FindMeSpot Not

Desert Skies

Desert Skies, photo by Harold Davis.

I’ve travelled with my FindMeSpot for several years, as an emergency precaution in case something happens to me in the wilderness in the watches of the night. I’ve also recommended this emergency satellite contact device in my night photography workshops. But recent experiences have caused me to reevaluate how worthwhile this subscription-priced device really is.

The device isn’t seemingly very complex to use. It runs on Lithium batteries, has a power button, a button that automatically sends an “I’m OK” contact email (pre-written on the website), a Help button that sends out a pre-written “I’m not doing so well” message, and a 911 button that is supposed to call emergency search and rescue services (an appealing feature of the subscription is that it includes insurance covering the search and rescue).

I’ve never had occasion to send any of the emergency messages, but I’ve sent contact messages a number of times over the past couple of years. You turn the device on by holding down the power button for a couple of seconds until the power light starts to blink, then hold the OK button down for two or three seconds until a second light blinks. Notionally, when contact is made with the satellite and the message is sent, there’s a long pulse on this light and then it stops blinking. My experience in sending these messages is that the device has worked…some of the time. My theory has been that it depends greatly on the portion of the sky that is open to the device; in other words, it is not likely to work well under dense forest cover. In fact, I have found the device generally pretty flaky, even with open skies above it.

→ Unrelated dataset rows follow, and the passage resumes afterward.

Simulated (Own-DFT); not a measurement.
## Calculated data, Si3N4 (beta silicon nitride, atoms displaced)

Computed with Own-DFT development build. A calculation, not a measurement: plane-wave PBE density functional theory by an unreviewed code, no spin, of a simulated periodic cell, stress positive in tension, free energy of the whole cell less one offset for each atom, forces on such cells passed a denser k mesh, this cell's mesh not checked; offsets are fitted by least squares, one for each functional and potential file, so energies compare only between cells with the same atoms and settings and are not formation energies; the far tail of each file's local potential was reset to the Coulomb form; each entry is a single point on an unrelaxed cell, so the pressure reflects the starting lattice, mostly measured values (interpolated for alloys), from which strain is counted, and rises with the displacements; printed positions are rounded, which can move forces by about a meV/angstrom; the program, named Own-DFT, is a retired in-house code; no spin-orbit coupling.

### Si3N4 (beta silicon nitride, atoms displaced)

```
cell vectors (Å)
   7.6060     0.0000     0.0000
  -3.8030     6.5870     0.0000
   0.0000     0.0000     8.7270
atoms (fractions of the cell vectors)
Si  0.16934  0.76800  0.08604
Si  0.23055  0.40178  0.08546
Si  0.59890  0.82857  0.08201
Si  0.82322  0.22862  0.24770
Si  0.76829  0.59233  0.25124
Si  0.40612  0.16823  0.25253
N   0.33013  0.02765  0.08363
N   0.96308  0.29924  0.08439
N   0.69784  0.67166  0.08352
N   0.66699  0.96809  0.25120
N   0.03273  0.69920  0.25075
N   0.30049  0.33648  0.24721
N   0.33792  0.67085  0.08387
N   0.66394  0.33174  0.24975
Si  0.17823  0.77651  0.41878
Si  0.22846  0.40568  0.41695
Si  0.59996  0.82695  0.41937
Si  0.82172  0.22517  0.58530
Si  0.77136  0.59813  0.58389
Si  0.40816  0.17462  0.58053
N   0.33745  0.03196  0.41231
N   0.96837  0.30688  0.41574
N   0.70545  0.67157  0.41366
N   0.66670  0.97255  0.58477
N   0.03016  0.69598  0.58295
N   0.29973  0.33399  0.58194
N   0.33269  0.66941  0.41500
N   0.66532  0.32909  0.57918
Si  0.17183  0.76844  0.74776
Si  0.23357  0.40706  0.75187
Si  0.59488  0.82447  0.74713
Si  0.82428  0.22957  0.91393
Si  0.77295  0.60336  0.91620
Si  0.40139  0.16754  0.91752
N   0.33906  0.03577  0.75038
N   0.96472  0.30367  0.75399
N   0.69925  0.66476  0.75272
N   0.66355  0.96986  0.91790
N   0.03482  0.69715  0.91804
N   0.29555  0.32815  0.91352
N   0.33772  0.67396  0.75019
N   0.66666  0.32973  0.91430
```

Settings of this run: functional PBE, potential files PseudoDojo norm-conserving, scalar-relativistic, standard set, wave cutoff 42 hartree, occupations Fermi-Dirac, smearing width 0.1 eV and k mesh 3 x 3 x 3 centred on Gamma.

On my recent trip to the Racetrack Playa, in a remote corner of Death Valley, I had the device face up to a clear sky trying to send the message for four or five hours. Nothing went through.

Obviously, this is not an acceptable state of affairs in a device supposed to be relied on in emergencies, so today I called customer service to try to see if there was something that could be straightened out. This was probably the single worst customer service experience in my life—a fairly strong statement. Among other things, I was told that thousands of people successfully used the device, so my experience of flakiness must be wrong. I was asked whether I’d held the button down for precisely two or three seconds. Of course, in wilderness situations I neither carry a stop-watch nor would be able to time things so precisely. I said, well yeah I held it down three or four seconds until it started blinking; the response, “I asked you whether you held it down two or three seconds.”

If you had to hold it down with such precision for it to work, then the device would be pretty much useless. I don’t mind so much that it didn’t work in Death Valley, but the utter rudeness of customer service is totally unacceptable.

In my phone call, I mentioned giving workshops and recommending the device, and that it would be hard to continue to do so unless I could get it to work. The response: “You can tell anyone anything you like.”

My apologies to anyone who has subscribed on my recommendation.

I can guess why this company doesn’t get more complaints about their service: my thought is that people buy it, subscribe, and then never really use it in wilderness conditions. Don’t say I haven’t warned you: the Emperor has no clothes, and FindMeSpot Not!

This Post Has One Comment

  1. Also mentioned this service in my “Creative Night” book, which I now regret.